Thursday, June 18, 2026
Vesna Peric Zimonjic
- Justice for the dozens of thousands of victims of the Balkans wars is achievable, but the truth about war crimes has to be established at all levels and among all the former warring nations in order to start the reconciliation process, agreed experts at a conference here.
The statistics from the 1990s wars of disintegration of the former Yugoslavia indicate that up to 200,000 people were killed in Croatia, Bosnia-Herzegovina and in the southern Serbian province of Kosovo. Tens of thousands are still missing.
The most heinous crimes were committed in the Croatian city of Vukovar in 1991 and in the eastern Bosnian enclave of Srebrenica in 1995. There were mass atrocities against ethnic Albanians in Kosovo, where some 4,000 people are still missing.
The majority of victims of the 1990s wars are Bosniak Muslims, but atrocities were committed in the savage “all-against-all warfare” against Croats, ethnic Albanians and Serbs as well.
“The region has no exclusive ownership over war crimes, as they happened all over the world in the past, like in Africa recently or in Europe during World War II,” Lance Clark, head of the United Nations Development Programme (UNDP) office in Belgrade, said in an IPS interview.
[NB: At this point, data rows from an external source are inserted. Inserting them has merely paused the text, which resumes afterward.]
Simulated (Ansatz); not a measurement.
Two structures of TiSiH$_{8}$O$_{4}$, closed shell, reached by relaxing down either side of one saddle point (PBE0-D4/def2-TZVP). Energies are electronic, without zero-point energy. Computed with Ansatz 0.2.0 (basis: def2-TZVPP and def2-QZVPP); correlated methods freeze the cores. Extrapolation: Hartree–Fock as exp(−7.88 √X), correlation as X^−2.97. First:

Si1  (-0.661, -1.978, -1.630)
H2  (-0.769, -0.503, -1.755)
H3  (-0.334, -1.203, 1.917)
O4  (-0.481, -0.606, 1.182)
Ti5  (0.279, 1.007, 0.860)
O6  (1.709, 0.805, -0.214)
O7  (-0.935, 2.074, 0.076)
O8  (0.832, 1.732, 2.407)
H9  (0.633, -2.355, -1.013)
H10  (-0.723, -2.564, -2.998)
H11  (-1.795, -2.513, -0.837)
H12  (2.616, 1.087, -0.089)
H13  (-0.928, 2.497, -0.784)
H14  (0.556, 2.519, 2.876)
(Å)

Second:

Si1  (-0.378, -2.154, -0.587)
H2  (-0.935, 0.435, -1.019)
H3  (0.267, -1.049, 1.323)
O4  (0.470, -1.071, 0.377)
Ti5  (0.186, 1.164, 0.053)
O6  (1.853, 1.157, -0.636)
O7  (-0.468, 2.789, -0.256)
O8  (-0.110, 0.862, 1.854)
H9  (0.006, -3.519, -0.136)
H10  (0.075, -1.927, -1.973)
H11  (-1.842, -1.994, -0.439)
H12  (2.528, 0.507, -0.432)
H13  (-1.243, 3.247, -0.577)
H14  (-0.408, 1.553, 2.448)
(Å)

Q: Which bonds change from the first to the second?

“Yet all the victims have the right to be heard if this area is to move toward stability and development. Truth has to be established, but there is no single truth, rather multiple truths that deserve to be heard,” he added.
Dozens of government officials, prosecutors, judges and legal experts from Bosnia-Herzegovina, Croatia, Serbia and countries outside the region participated in the conference, “Building Regional Partnerships for Transitional Justice Initiatives.”
As all the countries in the region are turning towards joining the European Union in the future, experts say, apart from synchronising their systems to the EU regulations, they have to make additional efforts to resolve the weighty legacy of the 1990s and prove their modern orientation.
“Transitional justice means involving a set of post-conflict remedies, such as the fight against impunity for some of the most heinous crimes, compensation for victims, providing unbiased accounts of traumatic events, and reform of relevant institutions to recreate public trust,” Clark said.
So far, the war crimes proceedings in the Balkans have been the responsibility of the United Nations-founded International Criminal Tribunal for Former Yugoslavia (ICTY), based in The Hague.
However, several cases, like the massacre of Croatian prisoners of war in Vukovar, have been successfully processed at the local level, such as in the Serbian capital of Belgrade. Several more dealing with Srebrenica massacre of more than 7,500 Muslim boys and men are being processed in the Bosnian capital of Sarajevo.
The international community is now putting forth efforts to equip local judiciaries with additional skills and knowledge to continue processing such crimes.
“There is consensus among the experts in the region (Bosnia, Croatia, and Serbia) on the ways to process the war crimes,” said Sinisa Vazic in an IPS interview. Vazic heads the District Court of Belgrade and panel of judges in war crimes trials. The court is soon to start the trial against Serb policemen who are charged with killing dozens of members of a single ethnic Albanian family in one day in Kosovo in 1999.
“But the broader public on all sides should become familiar with what was done in the name of their ethnic groups, maybe through direct, mixed transmission of trials – from Zagreb or Sarajevo to Belgrade and vice versa,” Vazic said. “That could have a healing effect and could build up the otherwise shaken trust in the judiciary among ordinary people.”
“In the past couple of years there were significant steps in building institutions that have the task of carrying and clearing the region’s heritage,” says Nerma Jelacic, a Sarajevo journalist, director of Balkans Investigative Reporting Network (BIRN), which deals with controversial issues like the remnants of the wars in the Balkans.
“Regional cooperation is needed, as without it there will be neither a complete nor honest approach to truth and justice,” she added. “Reconciliation in the region is not an empty phrase. However, it is a process that has to be reached through achieving truth and justice for victims.”
Many conference participants, however, said that despite the experts’ forecasts for the region, there remains the political component, which cannot be neglected, because those in power mostly remain entrenched in their disparate views on the wars, depending on their ethnic background.
“There probably is not adequate political will across the region, but that will not stop people from paying attention to war crimes,” UNDP official Clark said.
In the meantime, another regional conference held in Sarajevo singled out a problem that remains vivid in the area where wars ended more than 10 years ago: the hate speech that continues to exist across almost all media in Bosnia, Croatia and Serbia. Reporting on former war adversaries is generally negative and sensational, with stereotypes remaining from war era.
Participants in the conference of regional non-governmental organisations, gathered under the so-called “Igman Intitiative”, concluded that in such circumstances the European future of local nations is being pushed aside, doing nothing to imrpove communications in the region or helping local people develop a feeling of belonging to the European family of nations.